Cumberland Island is a place unlike any other; it is completely uninhabited. Armadillos roam freely across walking trails, feral horses gallop on the beach, and birds flit across the untarnished sky. It is a place of serenity, practically untouched by humans.
During Christmas break of 2009, my family experienced Cumberland Island for the first time. We stayed in a quaint hotel in Saint Mary’s, Georgia, called the Riverview Hotel and in the morning, we hopped onto a ferry to the most natural and beautiful Barrier Island. Everyone on the ferry had huge backpacks and duffels because everything that you pack in must be taken with you when you leave; there are no trash cans on the island. The larger the bag meant the longer the stay, so since my family was only going for the day we luckily did not have much baggage.
Once off the ferry, we contemplated renting bikes, but eventually decided to go on foot. Once we got away from the dock, we only saw three or four other families the rest of the day. It was like we had the whole island to ourselves. The first animal we saw was an adorable armadillo, and my sister and I named him Kevin (like the bird from Up). By the end of the day we had seen so many armadillos that we had gone through all of the Up characters.
The trails were some of the most natural and beautiful trails I had ever seen. Twisted tree limbs twisted overhead and foliage crept across the path. It felt as if we were in a prehistoric forest, and I half expected to see a dinosaur around each corner. Unfortunately, the closest thing to a dinosaur we saw were the armored armadillos.
After strolling for who knows how long (time seemed obsolete while on the island), we finally reached the beach. There were hoof prints on the sand, and huge horseshoe crab skeletons scattered the beach. The best find though was a dolphin vertebra. We only saw one other person on the beach even though we were probably there for two hours.
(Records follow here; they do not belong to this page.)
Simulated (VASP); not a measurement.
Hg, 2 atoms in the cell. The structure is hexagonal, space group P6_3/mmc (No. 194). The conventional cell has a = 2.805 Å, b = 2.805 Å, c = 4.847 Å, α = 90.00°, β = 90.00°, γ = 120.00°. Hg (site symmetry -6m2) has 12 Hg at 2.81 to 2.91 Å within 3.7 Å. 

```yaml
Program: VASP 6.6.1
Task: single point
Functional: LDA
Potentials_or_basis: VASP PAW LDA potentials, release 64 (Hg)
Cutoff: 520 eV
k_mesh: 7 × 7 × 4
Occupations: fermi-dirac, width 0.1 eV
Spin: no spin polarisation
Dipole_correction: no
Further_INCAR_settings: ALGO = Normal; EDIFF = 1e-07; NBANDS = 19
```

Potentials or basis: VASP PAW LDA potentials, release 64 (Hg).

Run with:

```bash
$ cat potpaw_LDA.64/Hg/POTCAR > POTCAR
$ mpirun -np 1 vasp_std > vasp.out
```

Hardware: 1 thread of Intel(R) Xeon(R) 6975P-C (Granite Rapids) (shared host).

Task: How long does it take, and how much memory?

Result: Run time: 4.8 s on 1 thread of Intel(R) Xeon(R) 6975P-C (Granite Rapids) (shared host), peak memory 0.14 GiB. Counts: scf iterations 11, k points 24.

Next came lunch where we had what I still consider one of the best sandwiches I have ever eaten. It was just ham and cheese, but the fresh air and exercise made it taste ten times better. Once we were refueled, we headed over to the ruins. The Carnegie family used to have a beautiful mansion on the island, but now all that is left are stone pillars.
A little bit away from the ruins was where we first laid eyes on the famous Cumberland wild horses. I could see the ribs on one, and I had to fight back the urge to feed it. I also saw a beautiful pregnant horse with glossy brown hair; she was the epitome of a glowing expectant mother. I could have watched the horses all day, but unfortunately we had to get back to the ferry in order to evade being stranded on the island for the night.
As we stood on the extremely windy dock, we were all sad to be leaving. The peacefulness was such a stark contrast with other places we had visited, and we did not want to depart. The forty-five minute ferry ride back was crowded and loud, and my sister and I added to that noise by singing “Wild Horses” by the Rolling Stones in the hope of someday returning to the ethereal place called Cumberland Island.